On June 30, 2013 the Company had working capital of $2.6 million including $44 thousand in cash and cash equivalents. On December 31, 2012 we had working capital of $2.9 million including $196 thousand in cash and cash equivalents. Our current ratio at June 30, 2013 was 2.4 compared to 2.3 at December 31, 2012.
To conserve cash and manage our liquidity, we have implemented cost-cutting initiatives including the reduction of employee headcount and overhead costs. On June 30, 2013 we had a headcount of 28 compared to 32 as of June 30, 2012. One contractor in sales was not included in our headcount. We plan to continue to assess our cost structure as it relates to our revenues and cash position, and we may make further reductions if the actions are deemed necessary.
On April 10, 2012 Zoom entered into a Loan and Security Agreement with Silicon Valley Bank (the “Loan Agreement”). This Loan Agreement was filed with the SEC in an 8-K dated April 13, 2012. The Loan Agreement provided for up to $1 million of revolving credit, subject to a borrowing base formula and other terms and conditions as specified in the Loan Agreement. The Loan Agreement had a one year term which was set to expire April 9, 2013. Borrowings were secured by all of Zoom’s assets including Zoom’s intellectual property. Zoom terminated this loan with payment in full on December 19, 2012 in connection with a financing agreement with Rosenthal & Rosenthal, Inc.
On December 18, 2012, Zoom entered into a Financing Agreement with Rosenthal & Rosenthal, Inc. (the “Financing Agreement”). This Financing Agreement was filed with the SEC in an 8-K dated December 21, 2012. The Financing Agreement provides for up to $1.75 million of revolving credit, subject to a borrowing base formula and other terms and conditions as specified in the Financing Agreement. The Financing Agreement has a two year term. Borrowings are secured by all of Zoom’s assets including Zoom’s intellectual property. The Financing Agreement contains several covenants, including a requirement that we maintain specific levels of tangible net worth and working capital.
5
The Company is continuing to develop new products and to take other measures to increase sales. Increasing sales typically results in increased inventory and higher accounts receivable, both of which reduce cash. Zoom has two significant accounts who buy from Zoom on a consignment basis. Consigned inventory tends to result in slow payment to Zoom, since Zoom is only paid after the consigned inventory is sold by Zoom’s customer.

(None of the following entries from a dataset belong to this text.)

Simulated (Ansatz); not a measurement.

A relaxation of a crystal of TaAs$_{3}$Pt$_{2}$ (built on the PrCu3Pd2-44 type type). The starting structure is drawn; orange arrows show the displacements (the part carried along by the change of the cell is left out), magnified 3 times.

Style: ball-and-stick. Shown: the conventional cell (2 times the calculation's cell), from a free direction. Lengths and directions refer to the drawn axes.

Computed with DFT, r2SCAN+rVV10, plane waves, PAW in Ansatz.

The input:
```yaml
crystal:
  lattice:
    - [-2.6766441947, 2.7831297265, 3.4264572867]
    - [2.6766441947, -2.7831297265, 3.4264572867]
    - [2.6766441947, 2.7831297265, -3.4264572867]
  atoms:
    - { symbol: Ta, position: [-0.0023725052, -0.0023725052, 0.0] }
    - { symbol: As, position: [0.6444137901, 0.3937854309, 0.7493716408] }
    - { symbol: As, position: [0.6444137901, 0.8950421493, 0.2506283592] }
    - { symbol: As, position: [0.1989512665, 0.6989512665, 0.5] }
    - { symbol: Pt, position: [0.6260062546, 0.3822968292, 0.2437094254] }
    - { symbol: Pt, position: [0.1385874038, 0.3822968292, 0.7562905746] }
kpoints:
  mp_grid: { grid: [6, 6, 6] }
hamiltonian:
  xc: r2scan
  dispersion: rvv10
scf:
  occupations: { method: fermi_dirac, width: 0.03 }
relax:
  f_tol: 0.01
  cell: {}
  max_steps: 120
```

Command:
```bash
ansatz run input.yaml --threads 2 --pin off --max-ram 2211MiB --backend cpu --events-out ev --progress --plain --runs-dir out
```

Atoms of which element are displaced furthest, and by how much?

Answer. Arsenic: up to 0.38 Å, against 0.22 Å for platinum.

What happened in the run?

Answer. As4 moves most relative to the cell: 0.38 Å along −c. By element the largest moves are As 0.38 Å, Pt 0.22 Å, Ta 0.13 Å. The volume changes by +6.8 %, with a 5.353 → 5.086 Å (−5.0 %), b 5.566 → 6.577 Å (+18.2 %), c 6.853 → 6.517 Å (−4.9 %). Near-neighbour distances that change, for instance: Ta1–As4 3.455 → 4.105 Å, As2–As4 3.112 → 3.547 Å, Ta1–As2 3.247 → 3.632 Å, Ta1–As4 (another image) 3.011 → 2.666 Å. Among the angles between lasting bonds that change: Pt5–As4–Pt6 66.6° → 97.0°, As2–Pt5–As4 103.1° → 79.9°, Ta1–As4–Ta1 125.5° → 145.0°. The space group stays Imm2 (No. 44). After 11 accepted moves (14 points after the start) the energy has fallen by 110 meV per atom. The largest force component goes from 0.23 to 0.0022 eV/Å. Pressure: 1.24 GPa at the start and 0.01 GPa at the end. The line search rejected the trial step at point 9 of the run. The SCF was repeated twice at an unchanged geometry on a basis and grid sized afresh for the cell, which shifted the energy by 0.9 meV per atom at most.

The Company has had recurring net losses and continues to experience negative cash flows from operations. Management does not believe the Company has sufficient resources to fund its normal operations over the next 12 months unless sales or gross margin improves significantly or the Company raises capital. Additional financing may not be available on terms favorable to the Company, or at all. If these funds are not available, the Company may not be able to execute its business plan or take advantage of business opportunities. The ability of the Company to obtain such additional financing and to achieve its operating goals is uncertain. Since the Company is unsure whether it will be able to obtain additional capital or has not been able to increase cash flow through the increase of sales, there is substantial doubt as to its ability to continue as a going concern. The accompanying financial statements do not include any adjustments that might result from the outcome of this uncertainty.
(3) Inventories
Inventories consist of : | June 30, 2013 | December 31, 2012 | ||||||
Raw materials | $ | 474,020 | $ | 720,113 | ||||
Work in process | 95,620 | –– | ||||||
Finished goods (including $370,100 and $489,400 held by customers at June 30, 2013 and December 31, 2012, respectively) | 1,580,309 | 1,910,273 | ||||||
Total inventories | $ | 2,149,949 | $ | 2,630,386 |
(4) Contingencies
Zoom currently has one outstanding complaint against it. On October 15, 2012, Telecomm Innovations LLC filed a complaint against Zoom Telephonics and also filed complaints against many other companies including various dial-up modem producers and many fax machine producers. The only named Zoom product in the complaint was Zoom’s Model 3095 dial-up modem, and we believe that this product has a license through Conexant for the two patents mentioned in the complaint. However, other Zoom dial-up modem products may be subject to the patents asserted in the complaint, and a small percentage of these did not use Conexant chipsets. Telecomm Innovations LLC has recently discovered that there was a gap in the chain of title for the asserted patents and it may not have had standing at the time the complaint was filed. We expect Telecomm Innovations LLC to dismiss the complaint and then refile the claim with a purported correction to the chain of title.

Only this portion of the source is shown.